Wednesday 7 July 2010

The Psalm Frames again

Beloved, this is a very interesting exercise even with the 5 to 10 % questionable results in my pile of deframed psalms.  Look again at the image in yesterday's post which I have updated.

Now there are vertical red lines for every 10 psalms, and blue for the 50 boundary, and green for the book boundaries. I am intrigued that there are new words used as frames in almost every psalm. Does this speak to a deliberate sorting of the poems? If the poems were grouped by similar frames, then there would be chunks which hung together. If the poets used fewer frames, then at some point say around psalm 100, new frames would stop. I note though that one can count the vertical gaps - there are 33 psalms that do not introduce a new frame beginning at psalm 43 (which doesn't really count since it it a continuation of psalm 42). So every poem up to psalm 47 introduces at least one new pairing of words that may be a frame. Psalm 47 doesn't introduce a new frame. Psalm 131 has a frame (גמל) I missed but curiously it is not new - but anticipated in Psalm 116:7 and 12  - though it is not obvious.

Mind you - some of the repeated words also may not be significant from a structural point of view. Only a further detailed analysis - and this to be manual over the next two months - will show this. I have seen a number of books on these sorts of structure, e.g. Girard, Marc, Les psaumes redécouverts, and Magonet, A Rabbi reads the Psalms. Girard and Magonet concentrate on individual psalms. Are there others who might have taken this kind of approach to reading the whole psalter as a book? (I see that a search for "psalter as a book" gets a lot of relevant hits.)
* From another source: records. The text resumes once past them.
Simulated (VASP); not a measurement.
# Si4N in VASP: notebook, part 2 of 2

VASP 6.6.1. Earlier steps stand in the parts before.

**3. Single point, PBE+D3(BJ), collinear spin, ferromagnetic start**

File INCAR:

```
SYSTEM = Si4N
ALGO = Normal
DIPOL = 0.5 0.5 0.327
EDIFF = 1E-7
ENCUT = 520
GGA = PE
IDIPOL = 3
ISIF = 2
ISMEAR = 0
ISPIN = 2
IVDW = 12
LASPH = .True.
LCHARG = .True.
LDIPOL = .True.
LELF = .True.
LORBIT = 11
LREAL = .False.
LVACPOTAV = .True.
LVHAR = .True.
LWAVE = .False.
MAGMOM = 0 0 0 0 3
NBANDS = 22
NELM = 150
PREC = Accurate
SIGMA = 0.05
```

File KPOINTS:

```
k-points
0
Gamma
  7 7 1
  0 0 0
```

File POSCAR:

I note also from this morning when I was reading Psalm 7, that several of the frame words in the first 6 psalms are used once in psalm 7, linking the 'picture' in this psalm with what has gone before. I can't yet see whether this is just the normal use of language or a significant statement (as for instance the citation in Psalm 149 that joins this Psalm to Psalm 2 - see Journal for the Study of the Old Testament - An Integrated Reading of Psalms 1 and 2 - by Robert Cole).